Lock and Key: A Review by Lucia Chen

lockkeycoverHigh school senior Ruby Cooper has always done just fine by herself, relying on her mostly absent mother once in a blue moon. She is independent, introverted, and responsible, which is why a sudden relocation to her sister’s house hits her deeply. Her sister, Cora, and her husband, Jamie, are rich, loving, and care for her in a way her own mother never has, but Cora can’t seem to bring herself to rely on them. Moving into a rich family, going to a private school, having loving guardians may be a dream come true for others, not so much for Ruby. Watchful and prepared, Ruby is ready to leave at any moment.

Although her mother is irresponsible, ignorant, and an alcoholic who has abandoned a high school student to care for herself, Ruby is constantly on the lookout for her. Her mother may not have been the best guardian, but Ruby knows she will return, and bring Ruby’s life back to normal. Cora on the other hand, warns and reminds Ruby about their mother’s carelessness, steering her away from the abusive life she had been living before.

Multiple embarrassing meetings, hundreds of awkward conversations and a humiliating car pick-up pushes Ruby into a friendship with Nate, the boy next door. He listens and is always there for her, but Ruby can’t help but notice how he seems stand-offish, refusing to talk about his personal life while learning  more and more about her every day.

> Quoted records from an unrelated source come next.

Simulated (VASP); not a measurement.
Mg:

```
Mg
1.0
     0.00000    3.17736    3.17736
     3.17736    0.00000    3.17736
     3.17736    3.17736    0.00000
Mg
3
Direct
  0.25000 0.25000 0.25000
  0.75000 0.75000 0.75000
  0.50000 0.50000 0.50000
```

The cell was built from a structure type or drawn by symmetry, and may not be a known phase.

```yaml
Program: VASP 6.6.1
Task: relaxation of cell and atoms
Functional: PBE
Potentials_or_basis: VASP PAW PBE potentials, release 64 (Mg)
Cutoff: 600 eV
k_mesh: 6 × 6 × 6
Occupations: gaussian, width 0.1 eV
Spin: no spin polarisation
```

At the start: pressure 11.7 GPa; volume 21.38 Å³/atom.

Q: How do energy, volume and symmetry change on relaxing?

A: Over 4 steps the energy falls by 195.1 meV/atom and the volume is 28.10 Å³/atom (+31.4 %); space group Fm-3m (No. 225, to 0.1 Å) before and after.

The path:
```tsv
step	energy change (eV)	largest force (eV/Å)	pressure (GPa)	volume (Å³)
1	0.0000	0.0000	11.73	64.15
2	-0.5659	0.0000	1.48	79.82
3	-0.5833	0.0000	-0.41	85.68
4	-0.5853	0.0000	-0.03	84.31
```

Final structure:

Ruby’s always thought her family was the most dysfunctional one possible, but soon realizes she isn’t the only one suffering and in need of help.

Lock and Key is my second favorite Sarah Dessen novel, with Just Listen reigning at the top. It takes on a slow and well-thought out pace, telling a formidable story from the perspective of a young girl who undergoes a mountain and more of character development.

I would recommend this novel to anyone who enjoys a slow, gradual read.